Implementation of reaction condition prediction with Parrot
- Publication
- Quickly Start From Gitpod
- OS Requirements
- Python Dependencies
- Installation Guide
- Use Parrot
- Reproduce the results
- Cite Us
Xiaorui Wang, Chang-Yu Hsieh*, Xiaodan Yin, Jike Wang, Yuquan Li, Yafeng Deng, Dejun Jiang, Zhenxing Wu, Hongyan Du, Hongming Chen, Yun Li, Huanxiang Liu, Yuwei Wang, Pei Luo, Tingjun Hou*, Xiaojun Yao*. Generic Interpretable Reaction Condition Predictions with Open Reaction Condition Datasets and Unsupervised Learning of Reaction Center. Research 2023;6:Article 0231. DOI:10.34133/research.0231
This repository has been tested on Linux operating systems.
- Python (version >= 3.7)
- PyTorch (version >= 1.10.0)
- RDKit (version >= 2019)
- Transformers (version == 4.18.0)
- Simpletransformers (version == 0.63.6)
Create a virtual environment to run the code of Parrot.
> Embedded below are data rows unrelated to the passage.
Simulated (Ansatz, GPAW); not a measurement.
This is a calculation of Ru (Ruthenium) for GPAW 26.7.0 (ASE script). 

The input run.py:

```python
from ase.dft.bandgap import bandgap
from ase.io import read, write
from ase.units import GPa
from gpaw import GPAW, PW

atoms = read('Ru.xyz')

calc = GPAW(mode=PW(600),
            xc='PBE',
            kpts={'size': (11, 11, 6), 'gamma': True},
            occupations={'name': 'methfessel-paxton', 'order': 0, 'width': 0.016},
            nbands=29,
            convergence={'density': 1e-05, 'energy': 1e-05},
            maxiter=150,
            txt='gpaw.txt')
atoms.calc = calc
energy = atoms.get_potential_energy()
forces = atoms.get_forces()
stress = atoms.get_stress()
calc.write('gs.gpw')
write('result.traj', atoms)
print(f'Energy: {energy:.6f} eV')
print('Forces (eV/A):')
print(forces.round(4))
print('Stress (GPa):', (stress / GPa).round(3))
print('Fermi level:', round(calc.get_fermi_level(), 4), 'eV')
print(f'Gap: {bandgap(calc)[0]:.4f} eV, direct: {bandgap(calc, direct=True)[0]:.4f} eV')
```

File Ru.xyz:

It is recommended to use conda to manage the virtual environment.The installation method for conda can be found here.
Make sure to install pytorch with the cuda version that fits your device.
This process usually takes few munites to complete.
git clone https://github.com/wangxr0526/Parrot.git
cd Parrot
conda env create -f envs.yaml
conda activate parrot_env
pip install gdown wtforms flask flask_bootstrap
You can use Parrot to predict suitable catalysts, solvents and reagents, and temperatures for reactions.
First download the model and datasest files by this command:
python preprocess_script/download_data.py
The links correspond to the paths of the zip files as follows:
https://drive.google.com/uc?id=1aX70qzZrJ9TZ9KpqnvUVR8WBxiTwXOsI ---> dataset/source_dataset/USPTO_condition_final.zip
https://drive.google.com/uc?id=1uEqpkF4tPTlLIPdTyWJdXows7hKQbAAc ---> dataset/pretrain_data.zip
https://drive.google.com/uc?id=1gFV2KdVKaLCTeb3nrzopyYHXbM0G_cr_ ---> outputs/Parrot_train_in_USPTO_Condition_enhance.zip
https://drive.google.com/uc?id=1bVB89ByGkYjiUtbvEcp1mgwmoKy5Ka2b ---> outputs/best_rcm_model_pretrain.zip
https://drive.google.com/uc?id=1DmHILXSOhUuAzqF0JmRTx1EcOOQ7Bm5O ---> outputs/best_mlm_model_pretrain.zip
We provide two usage methods, one is to use the command line, and the other is through the web interface.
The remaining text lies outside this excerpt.